COLUMN: CEO decision 'most important Mayo GAA will ever make'

Our columnist, Ger Flanagan, spoke of the importance of recruiting the right face for the role of Chief Executive Officer

COLUMN: CEO decision 'most important Mayo GAA will ever make'

Pics: Sportsfile

The appointment of a full-time CEO for Mayo GAA is one of the important decisions for the organisation in its recent history.

Bigger than any manager. Bigger than any chairman. Bigger than any player or board member who has come before.

And for many reasons.

Last week at the county board meeting, Donal Walshe and Daithí Gallagher of the Mayo Strategic Leadership Committee presented their vision for this position. 

Listening to them speak on the Mayo Football Podcast, it’s clear they are very aligned in what’s required at this stage.

Mayo GAA will actively headhunt candidates for this role. That is how proper organisations operate. That is how you get the best person for the job, not just whoever applies.

The committee also made clear that cost will not hold them back. They will put together a generous package for the right candidate.

It will no doubt cause some people to balk at this. The same ones that say the GAA or any not-for-profit should not be paying big salaries to top people.

Those people are so wrong.

NUMBERS GAME

Look at the numbers.

According to Payscale and Glassdoor, the average salary for a CEO in Ireland for a company of Mayo GAA’s size is anywhere between €100,000 and €170,000 annually. 

Mayo GAA is a multi-million euro organisation. The senior football team alone cost €870,000 to run in 2024. Total expenditure runs into the millions.

You want the best person to manage that kind of budget? You are going to have to pay them what they are worth. This is not a charity. But even if it was, no one should apologise for paying professionals a professional wage.

VOLUNTEER MODEL BROKEN

The days of running a county board solely with volunteers are long over. Seamus Tuohy said it himself at last year's convention. The demands placed on volunteers have become unsustainable. I vividly remember covering County Board meetings nearly 10 years ago when former treasurer Kevin O'Toole was saying he was putting in 40-plus hours a week in a volunteer role.

That is not sustainable. That is not fair. That is not how you run a business turning over millions.

Mayo GAA operates with the complexity of a medium-sized company. Volunteers are brilliant. They are the bedrock of everything we do, and Daithi Gallagher eloquently outlined this.

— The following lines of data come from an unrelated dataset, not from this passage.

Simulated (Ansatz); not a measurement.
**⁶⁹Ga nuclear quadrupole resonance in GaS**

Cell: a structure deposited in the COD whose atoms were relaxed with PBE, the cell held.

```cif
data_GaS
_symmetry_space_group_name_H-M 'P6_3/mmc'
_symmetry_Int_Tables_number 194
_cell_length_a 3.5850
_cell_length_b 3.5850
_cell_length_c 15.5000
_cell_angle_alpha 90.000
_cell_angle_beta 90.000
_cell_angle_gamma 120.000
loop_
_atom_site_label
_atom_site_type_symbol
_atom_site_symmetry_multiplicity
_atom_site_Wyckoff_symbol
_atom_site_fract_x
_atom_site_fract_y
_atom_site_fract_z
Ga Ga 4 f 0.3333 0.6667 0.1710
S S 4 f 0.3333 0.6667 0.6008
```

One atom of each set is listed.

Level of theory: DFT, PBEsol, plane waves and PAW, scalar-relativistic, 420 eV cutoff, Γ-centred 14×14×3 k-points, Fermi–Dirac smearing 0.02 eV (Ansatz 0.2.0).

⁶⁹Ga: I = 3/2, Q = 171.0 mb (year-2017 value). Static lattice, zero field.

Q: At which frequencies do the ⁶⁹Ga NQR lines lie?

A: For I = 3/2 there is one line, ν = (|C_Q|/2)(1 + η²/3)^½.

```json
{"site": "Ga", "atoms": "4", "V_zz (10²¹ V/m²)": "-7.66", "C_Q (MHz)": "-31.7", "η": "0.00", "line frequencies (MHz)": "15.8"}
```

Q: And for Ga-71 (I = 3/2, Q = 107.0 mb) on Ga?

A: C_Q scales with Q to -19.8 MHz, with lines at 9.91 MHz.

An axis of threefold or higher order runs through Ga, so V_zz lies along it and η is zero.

But you cannot continue to expect amateurs to manage and run a beast like Mayo GAA. 

A CEO can do that. The appointment fills a gap that has been getting wider every year.

POLITICS PROBLEM

GAA county boards are political by nature. People campaign for positions. Factions form. Loyalties shift.

I have seen it first-hand covering county board meetings as a journalist. So much of what gets done is about who knows who. About who can work the room. About personal agendas rather than what is best for Mayo football.

That’s just how politics works.

Every chairman comes in wanting to put their stamp on things. They want to build their legacy. When the next chairman arrives after three or four years, the strategic vision often changes direction.

A CEO fixes this problem.

They set a strategic vision for five, six, seven plus years. The musical chairs underneath does not matter as such. The committee members come and go.

The CEO stays. The plan stays. The vision stays.

BRAND NEEDS REPAIR

Mayo GAA has had a brand problem in the last few years.

The ongoing Revenue investigation and the reoccurring issues that make the county a national focus – in a bad way - for months every year. It follows Mayo around like a bad cold. 

These issues have damaged how people view the organisation.

There are probably people who want nothing to do with Mayo GAA right now. People who could help but choose not to because of the hassle. Because of the reputation.

The new CEO has to have the ability to rebuild those bridges. Get the Mayo GAA brand to a position where everyone wants to help out again. To a place of inspiration and belief.

Because brand is worth a hell of a lot more than our current stock price.

And tapping into those unexplored markets is crucial for our success.

CENTRE OF EXCELLENCE

A few weeks ago, the county board signed off on building a Centre of Excellence in Bohola. The cost? Over 15 million euro.

That is a massive undertaking. That requires fundraising on a scale Mayo have never attempted before.

Who is going to lead that project? Who is going to develop sponsorship opportunities? Who is going to navigate the grant applications? Who is going to manage the commercial side?

Not volunteers working evenings and weekends. 

Otherwise the project is at risk. History has shown that infrastructure projects in Mayo GAA do not always end well. 

This one needs to be different.

NO FEAR OF CHANGE

It was encouraging to read reports of unanimous backing for this move from the County Board Delegates.

Daithi Gallagher also made it very clear in his interview afterwards that the volunteers are not going anywhere.

In fact, he stated that the CEO needs to ‘make volunteering fashionable again’. A catchy marketing tagline. 

Because the reality is they remain central to everything Mayo GAA does.

They need support. They need professional structures around them. More evolution than revolution, recognising where Mayo is and what it needs to move forward

The next five to ten years will define this organisation for a generation.

The Centre of Excellence. The brand repair. The financial stability. The commercial growth. And, most importantly despite not discussed too heavily in this column, is the on-field success.

Mayo GAA has always got by pretty well in this department. It comes more natural than off the field stuff. But there is another level to find.

As I said, this is probably the most important decision Mayo GAA will ever make.